The choice of where and how to store the data for the analytical use is a critical architectural question. Part of the issue is the Contemporary Data Architecture (CDA) pattern, which is explained in Table 1. CDA patterns include:
- Independent Data Marts
- Coordinated Data Marts
- Centralized Data Warehouse
- Hub and Spoke
- Federated / Logical Data Warehouse
- Big Data / Data Lake.
Table 1 DW Architecture Patterns
Pattern | Description |
Independent Data Marts | Multiple databases containing analytic data are created and maintained by different organizational units. The databases tend to be inconsistent with each other, having different dimensions, measures and semantics. There is “no single version of the truth” and it is a challenge to perform cross data mart analysis. These weaknesses make the independent data mart the least desirable of the architecture patterns. |
Coordinated Data Marts | Data is harmonized across multiple analytic databases or areas of databases. Each database meets a specific need such as customer segmentation or product analysis. There are shared dimensions and semantics between the databases. For example, customer and product dimensions are consistent across the databases. Consistent dimensions and semantics support a logical enterprise view. |
Centralized Data Warehouse | An Enterprise Data Warehouse (EDW) contains atomic data, summarized data and dimensional data. This is provided through a single database. Logical data marts are built from this database to support specific business requirements. Analysis between subject areas is facilitated by data being stored in a single database. |
Hub and Spoke | The hub and spoke architecture is similar to the centralized data warehouse architecture except that there are physical data marts instead of logical data marts. A cost and complexity element is added due the need to copy data from the central data warehouse to the distributed data marts. |
Federated / Logical Data Warehouse | The federated/logical data warehouse makes data that is distributed across multiple databases look to users like a single data source. Data may be stored in traditional relational databases as well as Hadoop or NoSQL formats. Data Virtualization software is used to create a logical view of the data and to optimize query of data across databases.

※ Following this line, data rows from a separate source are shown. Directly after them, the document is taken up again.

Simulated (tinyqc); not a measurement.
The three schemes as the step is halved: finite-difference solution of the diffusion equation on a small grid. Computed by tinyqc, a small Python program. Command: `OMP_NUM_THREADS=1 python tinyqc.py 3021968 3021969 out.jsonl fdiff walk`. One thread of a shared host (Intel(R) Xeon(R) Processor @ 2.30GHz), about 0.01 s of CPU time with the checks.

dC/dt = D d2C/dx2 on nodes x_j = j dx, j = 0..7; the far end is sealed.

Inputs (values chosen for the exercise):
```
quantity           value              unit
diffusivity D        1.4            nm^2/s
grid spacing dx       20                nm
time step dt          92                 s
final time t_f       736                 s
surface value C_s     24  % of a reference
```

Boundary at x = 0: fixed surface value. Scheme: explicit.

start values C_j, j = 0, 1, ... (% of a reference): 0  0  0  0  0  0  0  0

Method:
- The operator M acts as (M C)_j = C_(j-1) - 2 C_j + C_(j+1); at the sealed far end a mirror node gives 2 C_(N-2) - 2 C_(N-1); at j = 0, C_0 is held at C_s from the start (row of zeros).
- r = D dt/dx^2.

Common keys such as customer and product identifiers are used to tie the data together. This approach reduces the expense and time needed for data movement. The approach may have a high overhead and slow response time because queries between data sources in multiple locations can be inefficient. |
Big Data / Data Lake | The big data/data lake architecture stores data in the Hadoop environment which is an economical and flexible way to store large volumes of data including unstructured data.
Some organizations are shifting away from traditional relational databases and moving to big data environments. |
Data Model Patterns for Data Warehousing
A data model is a graphical view of data created for analysis and design purposes. While architecture does not include designing data warehouse databases in detail, it does include defining principles and patterns for modeling specialized parts of the data warehouse system.
Areas that require specialized patterns are:
- Staging / landing area – looks like source systems
- Atomic Data Warehouse – uses normalized ERD (Entity Relationship Diagram)
- Data mart – uses dimensional modeling – the star schema, the snowflake schema or the cube.
In addition to these specialized patterns, the architecture should include other pattern descriptions for:
- Naming of tables and columns
- Assignment of keys
- Indexing
- Relational Integrity (RI)
- Audit history.